Innovations in materials and packaging have increased brightness to the point where LEDs are now used in television displays.
D.J. Segler, Texas Instruments
Recent improvements in light output have enabled new applications for LEDs such as automotive lighting, traffic signals and, more recently, television displays. Improvements in manufacturing the epitaxial material and packaging have enhanced thermal conductivity and increased the overall light extraction efficiency of LEDs (Figure 1). Quantum efficiency gains and unique photon-extraction techniques also have helped improve brightness.
Figure 1. A basic example of the high-brightness LED structure shows a thermally conductive substrate as the basis for this type of LED.

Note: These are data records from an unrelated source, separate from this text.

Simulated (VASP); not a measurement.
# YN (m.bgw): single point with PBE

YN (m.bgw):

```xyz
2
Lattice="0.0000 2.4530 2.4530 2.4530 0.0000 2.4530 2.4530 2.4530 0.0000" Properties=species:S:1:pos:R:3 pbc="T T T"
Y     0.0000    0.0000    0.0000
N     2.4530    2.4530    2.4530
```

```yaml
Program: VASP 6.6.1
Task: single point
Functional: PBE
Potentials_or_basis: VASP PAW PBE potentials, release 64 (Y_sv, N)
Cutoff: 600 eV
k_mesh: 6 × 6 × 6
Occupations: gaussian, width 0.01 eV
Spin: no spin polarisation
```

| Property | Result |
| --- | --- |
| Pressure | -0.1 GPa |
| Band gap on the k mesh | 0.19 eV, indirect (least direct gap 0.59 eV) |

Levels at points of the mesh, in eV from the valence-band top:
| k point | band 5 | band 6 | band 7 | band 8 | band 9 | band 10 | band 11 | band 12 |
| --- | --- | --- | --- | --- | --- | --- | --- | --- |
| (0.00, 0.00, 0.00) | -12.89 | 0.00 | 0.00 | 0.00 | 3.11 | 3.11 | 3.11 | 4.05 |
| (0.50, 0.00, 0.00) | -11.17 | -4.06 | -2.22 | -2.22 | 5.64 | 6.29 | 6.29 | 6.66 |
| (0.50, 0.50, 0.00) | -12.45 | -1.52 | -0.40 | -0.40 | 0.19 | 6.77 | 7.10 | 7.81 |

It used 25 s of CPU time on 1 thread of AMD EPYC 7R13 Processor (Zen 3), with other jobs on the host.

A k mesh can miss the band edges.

Significant improvements in producing AlInGaP and InGaN structures have enhanced brightness, specifically in green and blue LEDs. Colors such as amber and cyan also are being developed, and all will lead to better color fidelity at a brightness nearly equivalent to that of common lamp-based technologies but with longer lifetimes. Additional performance enhancements include system-level features such as being mercury-free, turning on instantly, not producing sequential color artifacts, having adjustable brightness and exhibiting improved color gamuts (Figure 2).
Figure 2. The gamut area for LED illumination is compared with the common HDTV reference standard (Rec. 709).
LED illumination provides a much larger color gamut — as much as 70 percent more than the high-definition television (HDTV) color standard — providing deeply saturated colors and more accurate color fidelity. These improved attributes can be quite appealing for television applications where long life and excellent color fidelity are required. As LEDs continue to advance in brightness and efficiency, their effect on television applications could be significant (Figure 3).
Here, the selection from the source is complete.